It’s difficult to take the Liberal National Party’s (LNP) $50 million election promise to boost biosecurity seriously when any attempt to elicit information about the plan is met with vague one-liners and campaign slogans that have been repeated ad nauseum.
Opposition Leader David Crisafulli – who has seen himself as the state’s rightful premier for at least a decade since he served in the shadow of former LNP leader Campbell Newman – made the announcement he would commit the funding to beef up biosecurity in early September, but there has been little-to-no effort to make it more than a hollow election promise since then.
When we asked the LNP how it intended to roll out the strategy, which includes a pledge to reopen the Cape York Biosecurity Centre at Coen, the response was so nebulous it would have had even the most jaded political spin doctor rising in a standing ovation.
The major problem with the plan is a simple one: the State Government no longer owns the infrastructure at the Coen site, having handed it back to the Southern Kaantju Traditional Owners more than 12 months ago. Worse still, the former inspection shed has since been demolished and relocated, meaning the facility is now almost as bare as the LNP’s plan.
Let’s not beat around the bush: it’s not just the LNP which has less-than-believable biosecurity credibility, especially when it comes to the remotest parts of Queensland.
Labor’s position on biosecurity was made abundantly clear when the government shuttered the Coen facility in mid-2023 under the reign of then-premier Annastacia Palaszczuk.
Little has improved since Premier Steven Miles took on the top job, with Minister for Agricultural Industry Development and Fisheries Mark Furner showing zero interest in biosecurity anywhere in the state, let alone on Cape York.
As I see it, there are four possible ways for the LNP to successfully reestablish a biosecurity presence on Cape York and once again make it a government priority.
The first option is to negotiate some form of agreement with the Traditional Owners to resume control of the Coen site. It’s not currently being used, and sources familiar with it say it’s not likely to be anytime soon, meaning it will fall into further disrepair. Any agreement will almost certainly come at a premium, which will need to be added to the cost of building a new inspection shed to replace the one removed a few months ago.

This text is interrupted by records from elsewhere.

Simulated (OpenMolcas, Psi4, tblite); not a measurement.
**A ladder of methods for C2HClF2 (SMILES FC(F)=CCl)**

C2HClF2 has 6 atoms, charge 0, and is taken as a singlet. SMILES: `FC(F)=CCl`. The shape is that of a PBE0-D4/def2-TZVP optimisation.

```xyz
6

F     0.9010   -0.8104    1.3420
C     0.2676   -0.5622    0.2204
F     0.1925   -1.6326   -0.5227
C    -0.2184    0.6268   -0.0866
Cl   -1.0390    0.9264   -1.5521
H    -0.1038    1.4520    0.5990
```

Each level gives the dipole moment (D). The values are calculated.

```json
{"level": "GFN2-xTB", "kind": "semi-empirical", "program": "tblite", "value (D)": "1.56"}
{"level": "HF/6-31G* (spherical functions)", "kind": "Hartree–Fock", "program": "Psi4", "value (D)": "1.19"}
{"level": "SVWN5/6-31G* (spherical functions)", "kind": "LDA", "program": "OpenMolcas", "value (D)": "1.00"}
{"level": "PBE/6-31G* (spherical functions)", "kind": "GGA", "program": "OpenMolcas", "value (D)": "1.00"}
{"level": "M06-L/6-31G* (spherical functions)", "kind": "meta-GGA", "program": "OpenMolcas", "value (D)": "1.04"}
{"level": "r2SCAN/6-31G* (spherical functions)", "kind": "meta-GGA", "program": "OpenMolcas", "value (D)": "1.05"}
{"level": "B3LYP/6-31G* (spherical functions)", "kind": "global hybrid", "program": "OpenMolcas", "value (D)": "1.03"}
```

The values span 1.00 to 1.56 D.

Option two is to construct another facility in the same general vicinity as the former site, a feat requiring planning mastery when one takes native title determinations around Coen into account. Again, this plan will cost millions of dollars of taxpayer funds in legal fees and construction costs, and delay the reestablishment of a Cape York biosecurity presence by years as government and land council lawyers enter the fray.
The third possibility is to find an alternative site along the Peninsula Developmental Road, but the remoteness of Cape York means any facility is ostensibly going to have to be near a town to effectively staff and support it. Dr Kevin Dunn told this publication he couldn’t see it being positioned anywhere else but around Coen and he should know – he’s the one who led the project to establish the original Cape York Biosecurity Centre in 1999 and says the spot was chosen “very deliberately”.
The final option is that the LNP is just using the $50m plan as nothing more than an election promise it has no intention in ever bringing to fruition. If the party doesn’t win the election, the pledge can be scrapped with the myriad other promises made since campaigning kicked off. If Mr Crisafulli moves into the premier’s office with a majority government, it can also go in the shredder without any real blowback, given Queenslanders won’t have a chance to retaliate until 2028.
The Opposition Leader has four options for his plan to bulk up biosecurity on Cape York. Three of them will come at what one suspects will be a significant cost to taxpayers, while the fourth will put our agricultural, fishing and tourism industries at risk by continuing to use biosecurity as a rapidly-deflating political football.
Perhaps this would have been clear to Mr Crisafulli had he deemed it important to visit Cape York even once before voters go to the polls on 26 October.